Opinions divided on whether Australia could effectively ban extremist far-right organisations
It's good that such bans are only talk at this stage. The big issue is in defining who is "extremist far-right". In America, conservative family-oriented organizations are sometimes branded as "white supremacist" or the like simply because they are conservative. One man's moderate can be another man's extremist.
To me all American Leftists are racist extremists because of their support for "affirmative action". So any bans should be founded on a very clear definition of "far right" and "extremist" that is widely agreed on both sides of the political spectrum.
To me the only justifiable bans, if any, are on people who actually practice violence. Big talk is common but it is mostly just hot air. And where do we find any Australian Rightists practicing violence, let alone ones who are members of a violent group? The repeated acts of violence by Muslims surely make them a group of political extremists but that seems to be OK somehow.
The only Australian "Far Rightist" who actually attacked and killed people as far as I can remember was Brenton Tarrant and he was very much a lone wolf. And he was as much a Greenie as a Rightist. And he didn't even carry out his attacks in Australia, sadly for New Zealanders.
So there are undoubtedly some Australians with views that could be described as "far Right" but what harm have they done? They don't seem capable of energizing even one-another into violence, let alone people in the population at large.
Neo Nazis are undoubtedly extremists with some views that identify them as Rightist so what harm have they done in Australia? I did a close-up study of them some years ago (See here and here) and found not even advocacy of violence among them. They would say "I wish.." for violence against someone but showed not the slightest disposion to do anything about it personally.
So if even Australian neo-Nazis are non-violent in practice where are the "extremist far-right" organizations that need to be banned?
Terror analysts say there is growing pressure on Australia to ban extremist far-right organisations as other nations take decisive action on the issue.

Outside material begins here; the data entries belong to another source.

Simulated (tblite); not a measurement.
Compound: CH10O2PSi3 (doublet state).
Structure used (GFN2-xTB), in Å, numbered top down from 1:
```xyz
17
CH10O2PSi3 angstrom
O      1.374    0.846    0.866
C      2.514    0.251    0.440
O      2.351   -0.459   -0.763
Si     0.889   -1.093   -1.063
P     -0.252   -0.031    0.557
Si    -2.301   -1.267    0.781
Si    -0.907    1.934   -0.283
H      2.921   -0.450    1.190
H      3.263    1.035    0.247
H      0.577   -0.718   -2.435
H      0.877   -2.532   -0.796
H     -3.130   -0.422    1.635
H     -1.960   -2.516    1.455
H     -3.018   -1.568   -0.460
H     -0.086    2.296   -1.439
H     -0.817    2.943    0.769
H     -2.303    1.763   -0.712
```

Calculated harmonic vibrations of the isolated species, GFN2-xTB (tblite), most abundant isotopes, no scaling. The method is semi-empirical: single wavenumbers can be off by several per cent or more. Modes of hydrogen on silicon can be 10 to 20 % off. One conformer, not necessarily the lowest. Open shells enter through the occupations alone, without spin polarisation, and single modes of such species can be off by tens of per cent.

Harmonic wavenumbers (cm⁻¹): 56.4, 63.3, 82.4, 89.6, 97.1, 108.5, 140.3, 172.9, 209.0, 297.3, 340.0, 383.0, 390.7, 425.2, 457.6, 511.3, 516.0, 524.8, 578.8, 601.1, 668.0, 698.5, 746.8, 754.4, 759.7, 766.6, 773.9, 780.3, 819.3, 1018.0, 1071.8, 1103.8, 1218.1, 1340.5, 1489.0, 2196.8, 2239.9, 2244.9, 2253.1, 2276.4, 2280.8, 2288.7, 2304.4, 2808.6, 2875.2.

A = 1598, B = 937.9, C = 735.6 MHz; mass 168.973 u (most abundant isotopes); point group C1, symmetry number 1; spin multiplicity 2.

Labor's home affairs spokeswoman Kristina Keneally this week called on the Morrison government to send a signal that extremist views won’t be tolerated by officially listing and banning right-wing organisations.
The United Kingdom, the United States and Canada have all moved to ban extremist right-wing groups in their jurisdictions.
Deakin University counter-terrorism expert Professor Greg Barton said Western democracies around the world are increasingly being forced to consider taking stronger against the extreme far-right.
“There certainly is increasing pressure from Western democracies to ban right-wing extremist groups both in the political realm and the social media realm,” he told SBS News.
“(But) this is the very challenging area, we don’t have such clear egregious examples that we can easily move – often I think in practice this will apply to individuals not organisations.”
Currently, there are no such groups on Australia’s banned terrorist organisation list.
There are currently 26 groups on the Australian list - 25 of those are Islamist organisations and the other is the Kurdistan Worker's Party.
ASIO has warned that right-wing extremism poses an increasing threat in Australia as groups become more organised.
Counter-terrorism expert Leanne Close from the Australian Strategic Policy Institute told SBS News there were at least a dozen right-wing groups emerging in Australia.
She said they can be defined by a nationalistic and anti-Islamic approach, a focus on cultural superiority and behaviour that trends towards violence.
“I know ASIO will always be keeping an eye on whether these groups are moving to a call to action,” she said.
“(But) the situation in Australia at the moment is... not as dire as places like the US and the experience that possibly the UK is having in relation to right-wing extremism.”
Earlier this week, the British home secretary Priti Patel moved to outlaw the far-right terror group Feuerkrieg Division, which has advocated the use of violence and mass murder as part of an apocalyptic race war.
In February, the United Kingdom also formally banned extremist right group the Sonnenkrieg Division and recognised the System Resistance Network as an alias of National Action – another right-wing group on the list.
In April this year the United States designated the Russian Imperial Movement, a white supremacist group, as global terrorists.
Canada has itself listed right wing extremist groups Blood and Honour and Combat 18 as terrorist groups.
Senator Keneally said the time has come for Australia to take stronger action against those that posed a right wing-extremist threat.
"The proscription of a right-wing organisation - international or domestic - would send a powerful message that these extremist views will not be tolerated,"" she wrote in an article for ASPI's The Strategist.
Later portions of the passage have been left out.